Understanding Radial and Axial Loads

It’s important to understand radial and axial loads when examining bearings. The design and selection of bearings depends on the conditions of these loads.

A radial load is one that is perpendicular to the axle. Think of the weight of a cart. More often than not, the most force is produced perpendicularly to the axle and passes through the diameter of the bearing.

An axial load is one where the majority of the force is along the axle. Most commonly, that means the center of the axle is aligned with the force of gravity. Another example would be that of an electric drill. The most force generally passes through the length of the drill bit, and the bearings must be able to handle a mostly axial load.
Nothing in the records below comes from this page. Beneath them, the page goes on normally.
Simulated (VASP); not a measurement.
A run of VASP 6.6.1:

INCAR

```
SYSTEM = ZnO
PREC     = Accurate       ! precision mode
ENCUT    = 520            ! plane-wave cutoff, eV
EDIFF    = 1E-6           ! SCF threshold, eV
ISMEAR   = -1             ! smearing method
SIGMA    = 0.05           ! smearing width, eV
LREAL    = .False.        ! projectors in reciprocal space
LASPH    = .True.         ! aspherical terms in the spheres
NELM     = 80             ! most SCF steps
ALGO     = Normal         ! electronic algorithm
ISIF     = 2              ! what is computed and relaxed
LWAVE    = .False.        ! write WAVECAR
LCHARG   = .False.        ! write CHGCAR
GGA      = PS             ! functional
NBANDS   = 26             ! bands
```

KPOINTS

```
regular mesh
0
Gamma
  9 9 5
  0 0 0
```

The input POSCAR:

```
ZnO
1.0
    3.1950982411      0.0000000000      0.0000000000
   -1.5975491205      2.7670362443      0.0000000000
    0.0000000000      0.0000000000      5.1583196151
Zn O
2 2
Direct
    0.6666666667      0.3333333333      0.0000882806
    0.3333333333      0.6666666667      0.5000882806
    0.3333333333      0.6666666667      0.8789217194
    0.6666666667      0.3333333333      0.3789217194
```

Situations where both radial and axial loads are present often require custom bearing engineering. Oil drilling is a good example. Sometimes, it’s necessary to drill against the surface of the earth at angles where the force is not parallel to the force of gravity. In that case, specifically engineered bearings are often needed for the unique angle and forces involved.

Types of Bearings for Different Load Conditions

There are three basic designs of bearings based on the three loads they bear. The three aforementioned loads were radial, axial, and a combination of both. For uses that handle mostly radial loads, the bearings design is called deep-groove ball bearings. In situations where there will be mostly axial loads, axial or thrust ball bearings should be used. When both axial and radial loads are present, then specially designed bearings must be used called angular contact ball bearings.

It’s important to note that load factors both axially and radially are always present. The degree to which each type of load is present influences more detailed facets of the bearing design. Aspects such as lifespan, failure modes, lubrication, fit, torsion, and others are then determined based on the basic expected forces that will be present under operating conditions.

What bearing engineering means to you

Bearing Engineering, or Not All Ball Bearings Are Created Equal

Not all ball bearings are created equal. Differences in bearing engineering determine not only the quality of the bearing but also the use for which it is intended and the type of equipment in which it can provide proper and durable service.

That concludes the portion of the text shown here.